City Finances Strong, But for How Long?

WHEELING – As many local cities face tough decisions to keep themselves in the black, a strong year for business and occupation tax and hotel occupancy tax revenue helped Wheeling City Manager Robert Herron balance the budget without cutting services for residents.

But ever-present and ever-increasing costs such as employee health insurance and pension benefits – and looming state demands for upgrades to the city’s stormwater management system – call into question how long the honeymoon will last.

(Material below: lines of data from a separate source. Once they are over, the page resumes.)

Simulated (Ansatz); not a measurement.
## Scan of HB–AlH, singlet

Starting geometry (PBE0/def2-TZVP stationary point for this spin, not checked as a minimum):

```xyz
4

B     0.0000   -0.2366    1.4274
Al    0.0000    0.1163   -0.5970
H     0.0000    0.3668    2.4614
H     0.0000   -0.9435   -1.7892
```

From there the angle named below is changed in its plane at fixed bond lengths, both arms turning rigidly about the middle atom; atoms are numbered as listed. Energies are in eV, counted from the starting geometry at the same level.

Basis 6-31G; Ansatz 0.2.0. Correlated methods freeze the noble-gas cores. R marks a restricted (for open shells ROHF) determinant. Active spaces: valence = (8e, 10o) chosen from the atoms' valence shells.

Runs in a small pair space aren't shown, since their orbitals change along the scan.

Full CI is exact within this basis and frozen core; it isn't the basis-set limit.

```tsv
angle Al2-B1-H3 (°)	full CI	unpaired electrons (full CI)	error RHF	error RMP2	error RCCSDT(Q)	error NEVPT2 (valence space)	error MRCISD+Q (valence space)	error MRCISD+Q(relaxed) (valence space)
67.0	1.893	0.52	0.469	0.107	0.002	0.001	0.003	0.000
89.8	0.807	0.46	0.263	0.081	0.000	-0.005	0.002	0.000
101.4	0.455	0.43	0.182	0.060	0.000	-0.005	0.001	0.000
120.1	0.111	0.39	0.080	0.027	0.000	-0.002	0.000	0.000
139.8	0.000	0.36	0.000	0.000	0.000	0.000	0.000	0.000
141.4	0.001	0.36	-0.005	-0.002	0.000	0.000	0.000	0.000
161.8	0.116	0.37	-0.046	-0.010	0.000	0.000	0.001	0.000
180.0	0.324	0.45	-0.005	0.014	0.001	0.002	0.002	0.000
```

After receiving copies of the proposed budget last week, council members will meet for a more in-depth discussion of Herron’s $30.64 million spending plan for fiscal 2013-14 during a work session set for 11 a.m. Tuesday. This will take place immediately prior to a regular council meeting at noon in the first-floor council chamber at the City-County Building, 1500 Chapline St.

The budget proposal is $750,000 higher than the $29.89 million budget council passed last March, but it represents about $586,000 less spending than the budget as it stands today, which includes revisions made after the city ended the previous fiscal year on June 30 with slightly more than $1 million in surplus revenue. Depending on the city’s cash position at the beginning of July, Herron said council could decide to increase the budget through capital projects and pay raises, which are not included in the budget as proposed.

The previous budget year was a record-setting one for revenue in Wheeling, and officials have seen more of the same during the current cycle, but Herron said fiscal realities mandate a conservative approach to revenue projections. He’s confident the current trend will continue for perhaps another two years, but he is unsure what lies ahead beyond that.

“Every year we’ve had a cash carryover. I do anticipate one this year, though I don’t know at what level. … Expenditure growth is catching up to revenue growth. We’re seeing that particularly this fiscal year,” Herron said.


The city anticipates taking in $30.44 million in revenue during 2013-14, which combined with a $200,000 budgeted surplus makes up the $30.64 million budget figure.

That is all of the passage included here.